Take Mungo Brush Road via Hawks Nest, as it sealed all the way to the ferry.
Swim with the DolphinsAt the corner of Little Street and Memorial Drive in Forster, you will find Dive Forster at Fisherman's Wharf. You can charter a boat for snorkeling or diving, take diving lessons, or, best of all, swim with wild dolphins. Dive Forster offers the only cruise on Australia's east coast that is licensed to let you swim with dolphins.
The first oyster lease in Wallis Lake was granted in 1884 and the local Wallamba oysters deserve their great reputation. Enjoy fresh oysters and fresh seafood after a stroll along the Breakwater, where you can see pelicans and other sea birds.
Drive 168 km (around 2 and a half hours) south on the Pacific Highway to the Port Stephens Region. Port Stephens is linked to the Lakes Area by the Myall River and sits on one of the finest bays in Australia. Water sports are widely available and the area terms itself the 'Dolphin Capital of Australia.' Humpback whales pass through on their migrations. Tomaree Head marks the beginning of Tomaree National Park, where you can find war relics and over two hundred species of birds.
Where to Stay
Big 4 Karuah Jetty Holiday Park
Located in Karuah, this park boasts a 100-meter jetty with beautiful views of Nelson Bay. This park offers a convenience store, showers, washing machines and dryers, and a small golf course. Choose from ensuites, powered and unpowered sites. (www.karuahjetty.com.au OR www.big4.com.au)
Fingal Bay Holiday Park
Located only five minutes from Nelson Bay and Shoal Bay, this park has a patrolled surfing beach and is surrounded by a national forest. It also offers a pool, camp kitchen, private water connections, BBQ's and a rec room. Accommodations include self-contained units, powered tent sites and powered van sites. (www.beachsideholidays.com.au)
Dunes at Stockton Beach
Stockton Beach has 32 km of dunes. Enjoy great fishing and watch seabirds at the water's edge. Watch professional fishermen work their nets. Find a shell mound left behind by the Aboriginal Woromi Tribe. Grab a piece of cardboard and slide down the steep side of one of the dunes. This is the largest mobile continuous stretch of sand in New South Wales and it has been covering and revealing forest for over 6000 years. Do watch for barbed wire and tank traps'relics of World War II.
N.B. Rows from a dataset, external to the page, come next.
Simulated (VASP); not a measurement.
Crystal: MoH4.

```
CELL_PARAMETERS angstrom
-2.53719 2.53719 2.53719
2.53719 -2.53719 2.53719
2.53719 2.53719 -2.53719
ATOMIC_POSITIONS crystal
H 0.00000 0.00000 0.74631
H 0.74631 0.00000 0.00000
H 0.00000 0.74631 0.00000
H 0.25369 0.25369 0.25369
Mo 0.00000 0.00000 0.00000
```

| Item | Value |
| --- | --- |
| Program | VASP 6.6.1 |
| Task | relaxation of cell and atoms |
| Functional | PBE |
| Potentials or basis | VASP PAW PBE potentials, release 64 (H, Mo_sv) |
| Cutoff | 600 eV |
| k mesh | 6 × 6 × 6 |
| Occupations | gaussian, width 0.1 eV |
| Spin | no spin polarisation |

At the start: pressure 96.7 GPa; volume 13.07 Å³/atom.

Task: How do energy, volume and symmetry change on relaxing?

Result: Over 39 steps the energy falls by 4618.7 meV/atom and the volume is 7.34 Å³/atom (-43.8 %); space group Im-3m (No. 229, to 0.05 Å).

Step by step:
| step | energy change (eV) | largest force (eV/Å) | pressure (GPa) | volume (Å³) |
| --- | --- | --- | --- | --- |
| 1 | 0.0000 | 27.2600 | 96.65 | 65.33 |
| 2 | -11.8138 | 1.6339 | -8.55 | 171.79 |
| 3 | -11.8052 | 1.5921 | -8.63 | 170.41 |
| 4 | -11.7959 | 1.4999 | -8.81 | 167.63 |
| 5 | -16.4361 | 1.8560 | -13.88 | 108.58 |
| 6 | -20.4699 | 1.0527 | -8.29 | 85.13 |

Lieutenant Caswell built this stone house in 1831 as a home for a sailor on the waterfront. It has a little gaol (it was built by convict labour), an elaborate gazebo and an ancient olive tree. If you are lucky you will see the ghost of Elizabeth Gray who was a governess here shortly after the house was built. Tanilba House is in the midst of a koala habitat.
Port Stephens Shell Museum
If you would like to know what some of the shells you have found on the many beaches you visited on this tour, stop at the Port Stephens Shell Museum. You can identify your finds and see some of the rare shells you didn't find. Souvenirs are available in the gift shop.
This next leg is a short one, just 85 km (one hour and forty minutes) southwest. Cessnock is the gateway to the Hunter Valley Region, one of Australia's oldest wine-growing regions. Cessnock began as a traveler's rest on the convict-built Great North Road and is now surrounded by history.
Where to Stay
Valley Vineyard Tourist Park
Located across from the Oaks Gulf and Country Club, this park features two large spools with shaded seating, camp kitchen, and laundry and BBQ facilities. Accommodations include two bedroom cottages, one and two-bedroom cabins, standard cabins with private exterior ensuites, powered ensuite sites, and powered sites in a unique vineyard location with plenty of shade. (www.valleyvineyard.com.au)
Hunter Valley Gardens
At the foot of the Brokenback Ranges, the Hunter Valley is home to many vineyards. Hunter Valley Gardens includes a vineyard and a dozen themed gardens. The gardens include a rose garden and a storybook garden and cover 25 hectares. Hunter Valley Gardens Village includes shops and cafes, a wedding chapel, a picnic area and a children's playground that is fully enclosed. (www.hvg.com.au)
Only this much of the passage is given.